JBoss.orgCommunity Documentation

Chapter 33. JCR API Extensions

33.1. API and usage
33.2. Configuration
33.3. Implementation notices

eXo JCR implementation offers new extended feature beyond JCR specification. Sometimes one JCR Node has hundreds or even thousands of child nodes. This situation is highly not recommended for content repository data storage, but sometimes it occurs. JCR Team is pleased to announce new feature that will help to have a deal with huge child lists. They can be iterated in a "lazy" manner now giving improvement in term of performance and RAM usage.
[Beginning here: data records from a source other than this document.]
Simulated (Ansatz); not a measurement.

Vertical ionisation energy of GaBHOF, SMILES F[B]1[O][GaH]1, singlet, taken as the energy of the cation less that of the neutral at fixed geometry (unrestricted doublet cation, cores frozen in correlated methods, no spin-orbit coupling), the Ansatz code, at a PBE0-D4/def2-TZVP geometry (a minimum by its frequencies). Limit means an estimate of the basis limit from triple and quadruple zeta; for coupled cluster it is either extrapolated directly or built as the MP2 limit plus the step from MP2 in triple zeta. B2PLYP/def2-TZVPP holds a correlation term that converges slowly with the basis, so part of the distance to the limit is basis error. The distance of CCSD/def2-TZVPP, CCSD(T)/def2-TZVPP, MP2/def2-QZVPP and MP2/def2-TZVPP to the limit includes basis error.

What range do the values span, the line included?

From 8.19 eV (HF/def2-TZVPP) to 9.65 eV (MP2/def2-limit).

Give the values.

Lazy child nodes iteration feature is accessible via extended interface org.exoplatform.services.jcr.core.ExtendedNode, the inheritor of javax.jcr.Node. It provides a new single method shown below:

   /**
    * Returns a NodeIterator over all child Nodes of this Node. Does not include properties 
    * of this Node. If this node has no child nodes, then an empty iterator is returned.
    * 
    * @return A NodeIterator over all child Nodes of this <code>Node</code>.
    * @throws RepositoryException If an error occurs.
    */
   public NodeIterator getNodesLazily() throws RepositoryException;

From the view of end-user or client application, getNodesLazily() works similar to JCR specified getNodes() returning NodeIterator. "Lazy" iterator supports the same set of features as an ordinary NodeIterator, including skip() and excluding remove() features. "Lazy" implementation performs reading from DB by pages. Each time when it has no more elements stored in memory, it reads next set of items from persistent layer. This set is called "page". Must admit that getNodesLazily feature fully supports session and transaction changes log, so it's a functionally-full analogue of specified getNodes() operation. So when having a deal with huge list of child nodes, getNodes() can be simply and safely substituted with getNodesLazily().

JCR gives an experimental opportunity to replace all getNodes() invocations with getNodesLazily() calls. It handles a boolean system property named "org.exoplatform.jcr.forceUserGetNodesLazily" that internally replaces one call with another, without any code changes. But be sure using it only for development purposes. This feature can be used with top level products using eXo JCR to perform a quick compatibility and performance tests without changing any code. This is not recommended to be used as a production solution.

In order to enable add the "-Dorg.exoplatform.jcr.forceUserGetNodesLazily=true" to the java system properties.

The "lazy" iterator reads the child nodes "page" after "page" into the memory. In this context, a "page" is a set of nodes that is read at once. The size of the page is by default 100 nodes and can be configured though workspace container configuration using "lazy-node-iterator-page-size" parameter. For example:

<container class="org.exoplatform.services.jcr.impl.storage.jdbc.optimisation.CQJDBCWorkspaceDataContainer">
   <properties>
      <property name="source-name" value="jdbcjcr" />
      <property name="multi-db" value="true" />
      <property name="max-buffer-size" value="200k" />
      <property name="swap-directory" value="target/temp/swap/ws" />
      <property name="lazy-node-iterator-page-size" value="50" />
      ...
   </properties>

It's not recommended to configure a large number for the page size.

Current "lazy" child nodes iterator supports caching, when pages are cached atomically in safe and optimized way. Cache is always kept in consistent state using invalidation if child list changed. Take in account the following difference in getNodes and getNodesLazily. Specification defined getNodes method reads whole list of nodes, so child items added after invocation will never be in results. GetNodesLazily doesn't acquire full list of nodes, so child items added after iterator creation can be found in result. So getNodesLazily can represent some kind of "real-time" results. But it is highly depend on numerous conditions and should not be used as a feature, it more likely implementation specific issue typical for "lazy-pattern".